India Inc should not ignore the impact of minimum alternate tax (MAT) provisions in the income-tax law while evaluating real estate investment trusts (REITs) as a business opportunity.

This is one of the several tactical and strategic aspects that need to be considered before taking the plunge into REITs, say tax and industry experts.

In the developed world, owners of commercial properties, such as retail, office, industrial, hotels and healthcare, have traditionally adopted REITs structure due to its inherent benefits.

The benefits include single level of taxation, easier access to low cost capital and higher valuation attributed by capital markets.

The REITs market in Asia-Pacific region was estimated to be about $205 billion in 2013.

However, India till date has not been able to tap this funding opportunity.

The situation has now changed with the market regulator SEBI recently coming out with the final guidelines on REITs.

With the regulatory framework in place, Corporate India has embarked on feasibility studies before deciding on such investment vehicles.

The main hurdle for this new product to take off could be the not-so-conducive tax regime, especially for the sponsors (companies promoting such trusts).

An interesting aspect of the tax regime is the tax treatment of the sponsor company if it were to be a MAT paying company.

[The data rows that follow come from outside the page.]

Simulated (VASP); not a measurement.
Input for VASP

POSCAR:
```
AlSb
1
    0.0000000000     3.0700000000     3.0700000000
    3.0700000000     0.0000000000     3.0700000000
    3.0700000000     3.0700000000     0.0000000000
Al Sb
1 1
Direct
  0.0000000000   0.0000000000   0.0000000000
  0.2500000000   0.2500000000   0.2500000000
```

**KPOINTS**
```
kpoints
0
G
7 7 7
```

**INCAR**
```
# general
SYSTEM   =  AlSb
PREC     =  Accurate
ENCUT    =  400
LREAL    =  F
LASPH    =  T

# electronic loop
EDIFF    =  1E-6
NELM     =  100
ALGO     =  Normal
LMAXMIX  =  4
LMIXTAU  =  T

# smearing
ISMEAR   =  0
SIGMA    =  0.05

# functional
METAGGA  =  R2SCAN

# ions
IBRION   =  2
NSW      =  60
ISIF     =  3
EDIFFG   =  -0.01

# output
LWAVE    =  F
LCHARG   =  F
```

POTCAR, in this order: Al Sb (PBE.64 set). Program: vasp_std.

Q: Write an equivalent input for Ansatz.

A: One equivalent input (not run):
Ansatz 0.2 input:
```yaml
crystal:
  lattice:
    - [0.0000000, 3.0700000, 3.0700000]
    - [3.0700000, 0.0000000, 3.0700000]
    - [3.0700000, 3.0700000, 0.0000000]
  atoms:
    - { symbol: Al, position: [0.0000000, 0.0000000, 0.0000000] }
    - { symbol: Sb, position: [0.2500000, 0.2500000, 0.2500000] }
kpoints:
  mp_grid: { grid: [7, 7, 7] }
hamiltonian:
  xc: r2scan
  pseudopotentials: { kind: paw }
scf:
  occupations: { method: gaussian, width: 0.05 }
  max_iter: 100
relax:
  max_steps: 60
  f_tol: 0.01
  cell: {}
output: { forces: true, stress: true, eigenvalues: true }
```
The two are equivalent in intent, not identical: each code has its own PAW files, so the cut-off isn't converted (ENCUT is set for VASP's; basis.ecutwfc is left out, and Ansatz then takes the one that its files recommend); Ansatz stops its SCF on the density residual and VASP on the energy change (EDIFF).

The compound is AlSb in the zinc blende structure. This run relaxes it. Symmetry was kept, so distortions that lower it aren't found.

“There is no shelter available as far as MAT goes at the sponsor level," said Vishwas Panjiar, Director, Walker Chandiok & Co LLP, a firm of chartered accountants.

REIT players need to consider MAT provisions so as to fully appreciate the tax consequences of their structures, Aseem Chawla, Partner, MPC Legal, a law firm told Business Line here.

Neeraj Sharma, Partner, Walker Chandiok & Co LLP said that he does not see REITs as a non-starter.

“I think many people are ready to embrace the new investment vehicle. Some could still be evaluating it in terms of the returns.”

Why is MAT Important?

The concept of MAT was introduced in the income-tax law to ensure that no taxpayer with substantial income can avoid tax liability by using exemptions, deductions and incentives.

MAT brought to tax companies that made high profits and declared dividends to shareholders but had no significant taxable income due to incentives, exemptions and deductions.

A company that attracts MAT will have to consider the cash flow issues before deciding on converting itself into a REIT structure, say tax experts..

Under the income-tax law, if a company’s taxable income is less than a certain percentage of the booked profits, then by default that much of the book profits will be considered as taxable income and tax has to be paid on that.

Currently, the basis of levy of MAT is on ‘book profits’.